Automatic code generation via 'tilde conversions', enabling abilities as typeclasses

atacratic commented 5 years ago

This is a proposal for Unison to support a form of automatic code generation.

The mechanism is similar to Scala's implicit conversions, but with some key changes to make it more workable. It's also similar to Haskell's typeclass constraint-solving mechanism.

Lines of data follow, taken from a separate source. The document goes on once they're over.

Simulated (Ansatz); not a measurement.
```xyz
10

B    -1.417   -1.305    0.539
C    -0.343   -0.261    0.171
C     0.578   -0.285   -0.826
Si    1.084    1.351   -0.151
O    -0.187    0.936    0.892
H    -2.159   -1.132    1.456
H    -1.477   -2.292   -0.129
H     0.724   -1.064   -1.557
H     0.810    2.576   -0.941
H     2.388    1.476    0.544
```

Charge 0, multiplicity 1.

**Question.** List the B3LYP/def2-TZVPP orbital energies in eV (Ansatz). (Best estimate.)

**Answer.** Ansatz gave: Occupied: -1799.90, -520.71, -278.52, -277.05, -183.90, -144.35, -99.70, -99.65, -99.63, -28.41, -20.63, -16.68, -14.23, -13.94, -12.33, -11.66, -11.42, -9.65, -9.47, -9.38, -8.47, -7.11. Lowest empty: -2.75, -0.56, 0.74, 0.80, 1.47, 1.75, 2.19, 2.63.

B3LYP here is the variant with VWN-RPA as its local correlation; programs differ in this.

The application I have in mind is to enable bounded polymorphism via abilities (as per @runarorama's idea). That's what motivates the example below, but [updated with link] I discuss the specifics of that application in this comment on issue 502.

Proposal

`~` means 'Unison please try and write a conversion function for me'

The tilde character (~) gets a special meaning, 'try and write a conversion function'. It acts like a function ~ : A -> B, where A and B are to be resolved during typechecking. It gets replaced during compilation with a term that does the required conversion (or else compilation fails). This generated term is just a regular function, composed from other functions in the tilde conversion set using a type-driven search process (discussed under 'conversion search' below).

Conversion functions are composed from functions in the 'tilde conversion set'

The tilde conversion set is a configured set of terms, with types of the form A -> B for various A and B. The set is taken from the set of terms directly underneath some namespace, which defaults to .base.conversions. The namespace to use is configuration that is part of the ucm session. ucm can be configured to use a different set of conversions, or no conversions at all (to disable this feature).

Example - automatically deriving a handle expression for the 'typeclasses' use case

Below is an example of using ~ to (essentially) write a handle expression for us, as part of discharging a typeclass-style constraint. The key bit is the ~(hello a) line, where ~ is causing Unison to generate a call to showTextConversion, which handles the Show Text ability that hello is asking for.

use .base
use .base.io

hello : a ->{IO, Show a} ()
hello a = printLine ("Hello " ++ show a)

foo : '{IO} ()
foo = 'let 
        a = "Alice"
        -- Use ~ to discharge the `Show Text` constraint
        -- This compiles today if you spell out !(showTextConversion '(hello a))
        ~(hello a)

-- Requires this to be in the tilde conversion set:
showTextConversion : '{Show Text, e} b -> '{e} b
showTextConversion b = '(handle showTextHandler in !b)

-- boring stuff follows
ability Show a where
  show : a -> Text

showTextHandler : Request (Show Text) a -> a
showTextHandler r = case r of
  { Show.show t -> k } -> handle showTextHandler in k t
  { a } -> a

There's another example in the gist here showing some non-trivial code generation, to satisfy a Show [Text] constraint.

tilde conversions are 'not part of the language'

During typechecking / code generation, the ~ is replaced with some actual code (a term of function type). It's this that actually gets put into the codebase. It's tagged with a metadata flag, in a similar way as with inline comments. That tag lets Unison treat it specially on view/edit.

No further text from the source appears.